Wednesday, March 18, 2015

More connection rod stuff

Looked at the connection rod that broke and the new one Aeroconversion sent. I think I know some more of what can have happened. The rod consists of two pieces, the rod and the cap. The rod and the cap can be made as one single unit or as two units by forging or casting. After the forging or casting, they are machined as one unit. This means that each rod only fit with it's original cap.To prevent interchanging of rods and caps, they are imprinted with (semi) unique numbers. So far so good.

The original VW rods are too large when the stroke is increased to 82 mm. Therefore the rods needs to be modified, as well as the casing. Special long stroke rods are manufactured, but Sonex use ordinary VW rods and grinds them down so they fit. This grinding removes half of the threads, which is a rather odd thing to do (mildly speaking), but a more subtle thing is also happening. The grinding also removes the original unique number on the cap. This can be seen on the new rod I got, which was grinded much less aggressive than the original 4.

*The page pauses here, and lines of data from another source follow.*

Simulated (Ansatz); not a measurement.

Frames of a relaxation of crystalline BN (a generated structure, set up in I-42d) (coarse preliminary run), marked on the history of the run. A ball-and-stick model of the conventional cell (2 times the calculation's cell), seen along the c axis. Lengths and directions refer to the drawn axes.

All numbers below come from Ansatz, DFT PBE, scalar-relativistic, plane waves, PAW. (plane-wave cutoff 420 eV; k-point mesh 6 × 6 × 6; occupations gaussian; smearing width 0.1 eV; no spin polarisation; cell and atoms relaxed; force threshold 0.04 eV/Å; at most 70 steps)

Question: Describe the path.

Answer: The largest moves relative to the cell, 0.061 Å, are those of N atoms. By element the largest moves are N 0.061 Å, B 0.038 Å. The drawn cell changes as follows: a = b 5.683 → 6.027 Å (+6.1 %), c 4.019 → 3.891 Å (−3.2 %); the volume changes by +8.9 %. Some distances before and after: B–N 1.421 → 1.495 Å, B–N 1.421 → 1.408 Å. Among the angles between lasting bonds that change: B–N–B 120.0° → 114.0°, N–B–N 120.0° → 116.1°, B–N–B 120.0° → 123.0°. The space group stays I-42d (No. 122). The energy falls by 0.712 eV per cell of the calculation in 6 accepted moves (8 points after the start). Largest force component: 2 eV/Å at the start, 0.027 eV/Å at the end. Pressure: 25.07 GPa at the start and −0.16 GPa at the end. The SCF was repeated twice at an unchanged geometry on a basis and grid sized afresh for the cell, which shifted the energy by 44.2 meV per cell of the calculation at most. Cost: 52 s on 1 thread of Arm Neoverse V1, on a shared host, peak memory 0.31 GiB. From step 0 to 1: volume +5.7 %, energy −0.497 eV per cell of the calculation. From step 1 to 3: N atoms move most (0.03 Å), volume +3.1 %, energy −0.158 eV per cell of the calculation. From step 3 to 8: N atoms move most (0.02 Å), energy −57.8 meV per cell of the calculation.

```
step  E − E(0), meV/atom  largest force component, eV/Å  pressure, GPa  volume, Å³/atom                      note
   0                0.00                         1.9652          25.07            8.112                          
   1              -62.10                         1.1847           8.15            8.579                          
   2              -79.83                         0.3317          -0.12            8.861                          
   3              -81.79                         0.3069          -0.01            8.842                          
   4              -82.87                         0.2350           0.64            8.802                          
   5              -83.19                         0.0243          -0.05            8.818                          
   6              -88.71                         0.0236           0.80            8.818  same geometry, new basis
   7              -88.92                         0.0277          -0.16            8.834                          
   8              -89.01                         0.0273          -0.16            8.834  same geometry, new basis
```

The number 929 is printed on the rod, and the same number is almost fully visible on the cap. On the original that is grinded more aggressively, a new number is printed on the cap. They have also used different (larger) fonts.

The number 744 is clearly visible on the rod, but on the cap something has happened. It seems as someone has made a printing error before grinding and then just corrected it. The number on the cap say both 774 and 744. What is clearly visible on the rod/cap (when looking) is the rod and the cap does not go together as one unit. The rod is 744 and the cap is 774. None of my other rods have these numbers.

The picture above shows the new rod with it's correct cap. They fit together like a hand and a glove. The picture below shows the old faulty rod, and it is clearly visible that they are made from different pieces.

Also when measuring the diameter of the main hole, the old rod is oval because the pieces do not fit together. Luckily the threads broke when I torqued it, also because of this mismatch and because of the small thread length. If they hadn't broke, then the engine would probably run for a couple of minutes, and a large bang would destroy the fun. I have to wonder though, what will happen to the poor guy who have received the number 744 cap?

Another thing is also important here. With the new rods I received from Hummel a detailed instruction followed. Here is step number 3.

The info written in large red letters is nowhere to be found in the Aerovee manual, and this is also very strange. Clearly that step is very important.

OK, the connection rod issue is sorted out. Time to move on with the engine. There is still the thing with the heads full of sand and I don't think I will be in a mood to mess around with an aerocarb.